I assume there are quite a few people who feel like I do... glad they have a job in the recession, but not really happy about it.
When I am feeling down about my current job, I have to remind myself that I have had it much, much worse in the past. All I have to do is look at my journals from years back...
Here is an example:
May of 2003: I had a dedicated journal for when I went to Europe for the first time. I went with a tour group because I wasn't confident enough to plan my own trip, and I really wanted to get myself to do something instead of making excuses why I couldn't. We went to Greece, but we had a one day excursion to Turkey to see Ephesus, our cruise ship landing in Kusadasi.

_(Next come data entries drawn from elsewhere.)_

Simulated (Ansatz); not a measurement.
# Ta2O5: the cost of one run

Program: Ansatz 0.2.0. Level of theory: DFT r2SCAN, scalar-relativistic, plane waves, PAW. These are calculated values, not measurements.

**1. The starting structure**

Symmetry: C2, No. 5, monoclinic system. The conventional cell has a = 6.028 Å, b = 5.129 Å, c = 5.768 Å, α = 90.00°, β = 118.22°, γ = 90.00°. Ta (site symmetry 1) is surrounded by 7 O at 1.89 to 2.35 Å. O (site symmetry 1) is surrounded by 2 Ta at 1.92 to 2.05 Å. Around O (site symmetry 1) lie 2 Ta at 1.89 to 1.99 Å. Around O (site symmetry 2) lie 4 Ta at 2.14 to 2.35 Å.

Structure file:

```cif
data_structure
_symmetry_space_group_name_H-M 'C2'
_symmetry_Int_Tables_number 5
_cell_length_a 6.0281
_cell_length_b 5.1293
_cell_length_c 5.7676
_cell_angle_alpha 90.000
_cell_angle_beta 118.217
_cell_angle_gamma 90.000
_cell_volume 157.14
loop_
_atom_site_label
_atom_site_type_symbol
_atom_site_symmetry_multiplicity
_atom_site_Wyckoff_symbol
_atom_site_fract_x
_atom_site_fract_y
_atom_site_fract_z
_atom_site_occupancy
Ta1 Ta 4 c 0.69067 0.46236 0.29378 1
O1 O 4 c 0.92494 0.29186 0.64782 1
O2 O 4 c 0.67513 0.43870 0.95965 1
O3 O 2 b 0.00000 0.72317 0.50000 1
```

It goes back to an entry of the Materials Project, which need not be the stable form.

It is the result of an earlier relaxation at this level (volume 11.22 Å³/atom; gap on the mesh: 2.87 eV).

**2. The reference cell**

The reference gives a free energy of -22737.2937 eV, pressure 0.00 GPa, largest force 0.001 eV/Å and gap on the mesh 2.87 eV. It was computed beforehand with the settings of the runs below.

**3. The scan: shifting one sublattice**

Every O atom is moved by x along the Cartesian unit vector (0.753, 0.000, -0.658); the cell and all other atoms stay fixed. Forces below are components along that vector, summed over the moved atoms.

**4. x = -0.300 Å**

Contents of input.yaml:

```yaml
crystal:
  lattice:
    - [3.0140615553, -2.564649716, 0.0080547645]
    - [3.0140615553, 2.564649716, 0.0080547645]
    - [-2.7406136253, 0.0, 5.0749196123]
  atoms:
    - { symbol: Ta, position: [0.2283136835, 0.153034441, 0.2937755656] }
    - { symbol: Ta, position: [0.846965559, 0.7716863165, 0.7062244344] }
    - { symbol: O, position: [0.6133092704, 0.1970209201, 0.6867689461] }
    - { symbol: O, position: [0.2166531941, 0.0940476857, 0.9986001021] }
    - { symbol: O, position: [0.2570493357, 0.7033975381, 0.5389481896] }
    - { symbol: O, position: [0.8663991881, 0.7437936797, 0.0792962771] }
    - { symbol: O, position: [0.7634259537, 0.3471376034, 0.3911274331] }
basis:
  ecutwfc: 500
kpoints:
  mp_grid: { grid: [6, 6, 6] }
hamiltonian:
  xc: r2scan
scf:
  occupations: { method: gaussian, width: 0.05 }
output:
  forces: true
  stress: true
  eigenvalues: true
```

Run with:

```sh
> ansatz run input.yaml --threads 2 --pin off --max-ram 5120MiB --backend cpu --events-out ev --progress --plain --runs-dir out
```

Here is what I wrote about that day:
"If I get arrested in Turkey, I won't have to go back to work. I am considering it."
I didn't write anything else about that day, and yes, I saw Midnight Express before that.
After the tour bus brought us back from Ephesus, we were supposed to sit through a “cultural demonstration” at a rug shop, and then have some time to wander the bazaar.
At the rug shop, they gave us apple tea in pretty little glass cups with golden handles, and they pointed out the beauty and amazing colors of various rugs. These are wool. These are silk. They were beautiful, but all I really heard was “It takes a village a year to make one of these rugs,” in other words, “there is no way in the universe you can afford this, you silly girl”.
I was sitting in the back, and I managed to peer behind one of the smaller rugs hanging on the wall. It had a price tag, and was listed at 20,000 Euros. Not dollars. Not lira. Euros.
I set down my tea and snuck out through the back.
I didn’t want a cigarette, but everyone was smoking so it was on my mind. I thought, “I should get some Turkish tobacco for my friends back home”. It seemed like a brilliant plan. A nice, cheap, souvenir for my friends, and a chance to wander without the group.
The nice thing about being in Turkey after having been in Greece was that they used the Latin alphabet. There was also a particular feeling of Turkey that made me feel more at home than anywhere we had visited in Greece.
Sure, the buildings looked like they had about five thousand years of dirt on them. Yes, I saw a spider about the size of a large mouse in the ruins. Yes, it was so hot at the end of May they actually had canvas tents strung between the buildings to offer shade. But the people reminded me of being home. They all looked different. Tall, short, dark, light, and everything in between. Some people dressed nice, some people wore khaki cargo shorts and flip-flops.
But I wasn't scared to wander off by myself, like I might have been.
I probably should have been. I mean, how safe are port cities anywhere? Especially ones that expect rich tourists to land?
It didn't occur to me to worry. I found what appeared to be a tobacco shop within a few minutes of looking. The sign that said “Cigarettes” may have tipped me off.
“Hello hello” said the man behind the counter. He was very small. Very very small. Maybe 5 feet tall at the most, but he had a big voice.
“Hi,” I said, “I would like to buy some tobacco.” I walked through the narrow shop to the counter. There were hookahs on the back wall, and the counter had dozens of flavored tobaccos underneath Plexiglas.
“Drum?” he said.
“Um,” I said, “I was hoping to find something Turkish…”
“Camels?” he asked.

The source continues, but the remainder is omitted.